Discrepancy between theory and practice

Hi,

in theory, these should give the same result, but these two layers produced different (but similar) results:

import torch
from torch import nn

b=20
outc = 10
inc = 10
res = 32
input_tensor = torch.randn((b, inc, res, res))
cnn_layer = nn.Conv2d(in_channels=inc, out_channels=outc, kernel_size=res,)
out_cnn_layer = cnn_layer(input_tensor)
fc_layer = nn.Linear(in_features=inc * res * res, out_features=outc)
fc_layer.weight.data = cnn_layer.weight.data.reshape(outc, -1)
fc_layer.bias.data = cnn_layer.bias.data
out_fc_layer = fc_layer(input_tensor.view(b, -1))
assert(torch.allclose(out_cnn_layer.view(b,-1),out_fc_layer))

For me, this test passes!
pytorch 1.6.0

Did you run it multiple times? because mine is also: ‘1.6.0’

I ran 15 times (or more!) and all of them passed.
Oh wait! I missed an assert. Sorry for the misunderstanding.
I will check again.

I observe this behavior too.
I can see that the CNN and FC outputs are equal up to an absolute tolerance (atol) of 10^-5.

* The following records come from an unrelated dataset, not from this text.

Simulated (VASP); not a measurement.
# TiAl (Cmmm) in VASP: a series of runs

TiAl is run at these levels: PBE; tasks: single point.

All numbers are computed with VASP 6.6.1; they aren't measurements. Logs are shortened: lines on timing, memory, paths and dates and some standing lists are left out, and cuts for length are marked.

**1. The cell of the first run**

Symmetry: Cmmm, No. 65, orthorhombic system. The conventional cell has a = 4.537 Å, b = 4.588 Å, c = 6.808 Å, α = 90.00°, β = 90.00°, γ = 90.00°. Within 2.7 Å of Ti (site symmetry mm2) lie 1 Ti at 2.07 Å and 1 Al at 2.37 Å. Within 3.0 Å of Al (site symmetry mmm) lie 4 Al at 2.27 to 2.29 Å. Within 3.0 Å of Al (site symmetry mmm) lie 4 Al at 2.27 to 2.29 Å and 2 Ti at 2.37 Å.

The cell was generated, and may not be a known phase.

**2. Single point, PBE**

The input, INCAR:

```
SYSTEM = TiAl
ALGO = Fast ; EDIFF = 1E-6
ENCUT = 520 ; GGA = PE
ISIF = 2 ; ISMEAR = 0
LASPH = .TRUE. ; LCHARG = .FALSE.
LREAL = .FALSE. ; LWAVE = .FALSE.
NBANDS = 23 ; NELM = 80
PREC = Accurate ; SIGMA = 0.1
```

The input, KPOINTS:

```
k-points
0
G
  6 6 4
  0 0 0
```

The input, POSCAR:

@albanD: do you have some comments on this?
In double data type, I would expect the absolute tolerance level should be even lesser than 10^-5. Am I missing something here?

Hi,

Running on current colab, this is what I see:
The same thing as you: a difference of ~1e-6 difference for float. But adding torch.set_default_dtype(torch.double) at the beginning, it goes down to ~1e-15. @InnovArul did you set it properly to double?
So it looks like it is expected loss of precision because of floating point numbers.

Also note that the deeper your network is gonna be, the larger this difference is gonna be as most operation amplify a small difference that happened at the beginning.

2 Likes

I see. Thanks @albanD. I did not set it to double. I assumed CPU has default type as Double.

No contrary to numpy, we default to float as it makes a big difference in terms of runtime (especially on GPU) and is enough precision for most (if not all) deep learning applications.